This post was in the middle of January ’08…my 100th post on WordPress. Although I believed I needed to write it and be transparent, it caused me much grief over the next several months. Not because of the family situation that stirred that post, but the religious people who believed I had stepped over my boundaries, and called me a false prophet, and demanded that I start to write something that would say”there is no personal relationship with a HOLY GOD, and you can not speak your heart to HIM like that, and HE already knows the wickedness in your heart.” I thought that thier words had no real effect on me, but looking back on this year, I know that they did.
Lately…I have been struggling in my walk, not that I don’t believe, but that I have slowed down my one on one time with HIM where I actually speak my heart, and thinking things like..”HE already knows”. Without noticing that my walk slowed down to a crawl, and then to me just sitting down, and missing HIM. I asked HIM recently how I got here, and how can I get back? Would HE really want me to walk with HIM like I thought, or had I just dreamed the whole thing up?..I am a dreamer.
HE nudged me back into my time with HIM, and this morning as I sat with HIM, HE brought me here-
Psalm 62:8 “Trust in Him at all times, O people; pour our your heart before Him; God is a refuge for us.” (ESV)

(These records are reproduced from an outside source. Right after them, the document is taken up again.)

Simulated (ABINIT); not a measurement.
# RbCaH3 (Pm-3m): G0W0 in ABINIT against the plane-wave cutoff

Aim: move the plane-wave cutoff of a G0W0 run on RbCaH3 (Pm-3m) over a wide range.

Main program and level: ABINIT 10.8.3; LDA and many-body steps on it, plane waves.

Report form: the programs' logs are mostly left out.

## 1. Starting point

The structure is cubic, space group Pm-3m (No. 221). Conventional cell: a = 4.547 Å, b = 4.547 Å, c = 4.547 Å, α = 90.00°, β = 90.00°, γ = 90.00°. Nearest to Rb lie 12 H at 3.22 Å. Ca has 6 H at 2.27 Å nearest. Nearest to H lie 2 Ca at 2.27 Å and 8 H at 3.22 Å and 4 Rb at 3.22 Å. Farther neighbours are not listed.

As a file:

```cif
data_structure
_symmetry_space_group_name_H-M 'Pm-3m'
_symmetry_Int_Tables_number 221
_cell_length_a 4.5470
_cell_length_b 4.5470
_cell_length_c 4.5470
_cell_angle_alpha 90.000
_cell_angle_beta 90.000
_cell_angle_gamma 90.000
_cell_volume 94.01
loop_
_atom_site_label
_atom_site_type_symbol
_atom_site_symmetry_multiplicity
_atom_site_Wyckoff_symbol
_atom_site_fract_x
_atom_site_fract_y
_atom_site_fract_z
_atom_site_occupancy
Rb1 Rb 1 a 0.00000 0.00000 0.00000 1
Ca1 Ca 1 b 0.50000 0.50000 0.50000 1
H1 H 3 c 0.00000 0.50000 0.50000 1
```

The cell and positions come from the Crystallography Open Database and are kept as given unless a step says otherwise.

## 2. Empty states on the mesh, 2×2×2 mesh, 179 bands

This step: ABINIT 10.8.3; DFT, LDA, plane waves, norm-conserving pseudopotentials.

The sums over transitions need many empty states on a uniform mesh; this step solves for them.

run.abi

Pour out your heart before HIM! its in there! It caused me to rejoice, and just sink into HIM. HE brought me back, and still I will not tell you what the religious wanted me to say…Because HE wants us to pour out our hearts to HIM, HE wants us to be close to HIM and honest, and trusting, it takes nothing away from HIS HOLINESS! Nothing…That’s the kind of Father King we have.
Happy New Year! I am loving my blog family, and loving sitting here at HIS feet…God is amazing! fall in love with HIM, incredible!!!
(new ESV Bible was a Christmas gift, and GOD knows I would not be able to stand to have it, and not start paging through it…I love how HE loves me!)